Obama’s Options

Obama’s Options

Kai Bird, at Slate, on Obama shadowing Carter’s decisions about Iran:

President Barack Obama has a “Shah problem” in Egypt. Recent events in Egypt recall the street protests of 1978 in Tehran when President Jimmy Carter had to decide whether to remain loyal to the Pahlavi regime, a long-standing American-backed dictatorship—or whether the time had come to abandon the Shah and support a popular uprising demanding human rights and democracy. Carter tried to have it both ways, modulating his support for the Shah, calling for political liberalization, and warning the Shah against the use of state violence against unarmed protesters. Obama seems to be following the same script, and the results may well turn out to be equally fraught with unintended consequences.

And…

The [Muslim] Brotherhood is actually a much more moderate political force than Tehran’s Shi’ite clerics. But if and when it comes to power, it will not fail to remind the Egyptian people that it was billions of American military aid dollars that kept a bland, uncharismatic Mubarak in power for three decades.

… Washington should clearly say it will support any regime that comes to power through legitimate elections—even if it is the Brotherhood.

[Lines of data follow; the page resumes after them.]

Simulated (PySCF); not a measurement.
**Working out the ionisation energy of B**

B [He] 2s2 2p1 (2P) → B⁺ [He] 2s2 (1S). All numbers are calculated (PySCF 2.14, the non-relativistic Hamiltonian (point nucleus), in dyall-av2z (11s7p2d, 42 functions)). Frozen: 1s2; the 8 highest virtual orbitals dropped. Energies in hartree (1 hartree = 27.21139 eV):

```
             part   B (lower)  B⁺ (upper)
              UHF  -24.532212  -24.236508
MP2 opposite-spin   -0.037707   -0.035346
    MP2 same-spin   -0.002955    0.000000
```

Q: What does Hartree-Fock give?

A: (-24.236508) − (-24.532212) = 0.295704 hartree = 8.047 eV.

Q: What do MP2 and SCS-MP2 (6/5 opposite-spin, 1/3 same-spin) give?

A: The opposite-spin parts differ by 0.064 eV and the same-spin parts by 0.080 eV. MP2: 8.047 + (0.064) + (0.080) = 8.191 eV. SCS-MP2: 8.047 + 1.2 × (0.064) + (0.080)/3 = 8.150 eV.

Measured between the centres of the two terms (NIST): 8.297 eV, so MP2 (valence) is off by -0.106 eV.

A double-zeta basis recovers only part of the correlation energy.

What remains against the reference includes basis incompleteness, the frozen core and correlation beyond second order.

… Change is coming to the Arab world. It can no longer be held back. So the pragmatist and not just the idealist in Obama would be wise to make it clear that he really is on the side of the protesters in the streets of Cairo. It is time to stop hedging our bets.

But this is what may create the hesitancy:

The end of the Mubarak era will also spell an end to Egypt’s cold peace with Israel. No post-Mubarak government, and certainly not one populated with Muslim Brotherhood members, will tolerate the continued blockade of their Hamas cousins in Gaza. Israel will thus be faced with additional strategic incentives to end its occupation of the West Bank, dismantle its settlements and quickly recognize a Palestinian state based largely on its 1967 borders. But as the recent leak of Palestinian-Israeli negotiating transcripts demonstrates, the detailed contours of a final settlement are all in place.